Vettel kept the Ferrari less than 15s adrift of the lead but was never a threat to Hamilton’s second. His passage past two-stopping Räikkönen on his second stint – when on his soft tyres – was eased, with Kimi definitely filling the role of number two driver this weekend.
Not long after the Mercs and Vettel had switched to three stops, the track temperature finally fell below the threshold that would put the mediums into their operating band. As such, it turned out that a two-stop worked just fine. Räikkönen, Bottas, Hulkenberg and Kvyat in fourth to seventh remained on that strategy. Massa, because he had a big enough lead over the battling three-stopping Verstappen/Grosjean behind, made a third stop for free. But was later excluded for that over-temperature tyre blanket. Williams insist its readings never had it above the regulation 110-deg C.

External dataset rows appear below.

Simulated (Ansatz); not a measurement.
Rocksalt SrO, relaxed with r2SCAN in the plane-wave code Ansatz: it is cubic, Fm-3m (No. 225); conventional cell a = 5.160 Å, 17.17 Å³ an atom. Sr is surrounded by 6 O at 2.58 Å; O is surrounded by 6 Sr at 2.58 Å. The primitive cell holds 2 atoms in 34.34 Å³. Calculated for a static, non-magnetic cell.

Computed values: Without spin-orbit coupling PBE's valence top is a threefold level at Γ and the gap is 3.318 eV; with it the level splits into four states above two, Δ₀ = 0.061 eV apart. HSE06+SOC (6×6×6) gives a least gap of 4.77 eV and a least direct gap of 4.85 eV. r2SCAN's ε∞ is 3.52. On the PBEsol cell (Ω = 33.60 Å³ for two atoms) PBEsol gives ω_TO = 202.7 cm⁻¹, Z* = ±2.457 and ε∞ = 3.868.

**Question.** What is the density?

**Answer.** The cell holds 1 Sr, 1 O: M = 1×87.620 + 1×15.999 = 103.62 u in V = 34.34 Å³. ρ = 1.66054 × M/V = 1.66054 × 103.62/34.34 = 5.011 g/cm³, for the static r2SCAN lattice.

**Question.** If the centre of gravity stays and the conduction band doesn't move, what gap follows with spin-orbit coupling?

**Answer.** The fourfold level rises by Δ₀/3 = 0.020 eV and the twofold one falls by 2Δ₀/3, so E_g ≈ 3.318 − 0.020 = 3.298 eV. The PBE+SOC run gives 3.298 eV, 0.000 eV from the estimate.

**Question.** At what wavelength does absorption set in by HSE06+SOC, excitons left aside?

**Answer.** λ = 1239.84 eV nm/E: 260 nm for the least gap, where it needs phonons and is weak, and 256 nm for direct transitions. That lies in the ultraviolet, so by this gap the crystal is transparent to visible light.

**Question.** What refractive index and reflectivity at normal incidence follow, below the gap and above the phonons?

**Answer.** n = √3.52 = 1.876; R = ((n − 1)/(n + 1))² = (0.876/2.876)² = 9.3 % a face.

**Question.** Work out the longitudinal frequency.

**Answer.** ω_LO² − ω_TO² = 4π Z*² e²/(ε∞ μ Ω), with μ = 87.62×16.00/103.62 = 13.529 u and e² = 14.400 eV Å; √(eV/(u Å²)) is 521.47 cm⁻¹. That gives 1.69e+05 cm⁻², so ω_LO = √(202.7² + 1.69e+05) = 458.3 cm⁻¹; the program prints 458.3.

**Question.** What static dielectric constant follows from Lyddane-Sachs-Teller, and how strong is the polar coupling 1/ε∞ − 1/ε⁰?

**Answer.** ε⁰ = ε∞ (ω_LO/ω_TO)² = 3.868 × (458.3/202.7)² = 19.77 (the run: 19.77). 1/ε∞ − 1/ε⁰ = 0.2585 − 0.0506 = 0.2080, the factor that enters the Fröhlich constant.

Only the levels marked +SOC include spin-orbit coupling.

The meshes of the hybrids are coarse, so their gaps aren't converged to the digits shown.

Grosjean put a DRS move down the inside of Verstappen on the 40th lap and remained ahead of the Toro Rosso to the end, the pair promoted to seventh and eighth after Massa’s exclusion. Both had driven quite superbly. Maldonado’s alternative tyre strategy – starting on the prime and two-stopping – might have had him finishing ahead of both of them rather than directly behind, had he not incurred a 5s penalty (taken at his pit stop) for contact with Ericsson at the Esses. Ricciardo’s disappointing afternoon with the upgraded Renault engine netted him a point only after Massa’s exclusion. He’d fought his way past Pérez, who finished a couple of seconds up on Nasr. Button remained ahead of team-mate Alonso to the flag, though Fernando was complaining over the radio about Button getting priority at the second and third stops, costing Alonso time in his battle with Ericsson – who’d been delayed by a stop for a damage check after the Maldonado hit. Stevens comfortably won the Manor battle after Rossi suffered huge understeer problems on his second and third set of tyres.
Rosberg was over 7s clear of Hamilton in taking a second consecutive victory. Why the turnaround in form between them he was asked yet again. “I don’t honestly know,” he answered.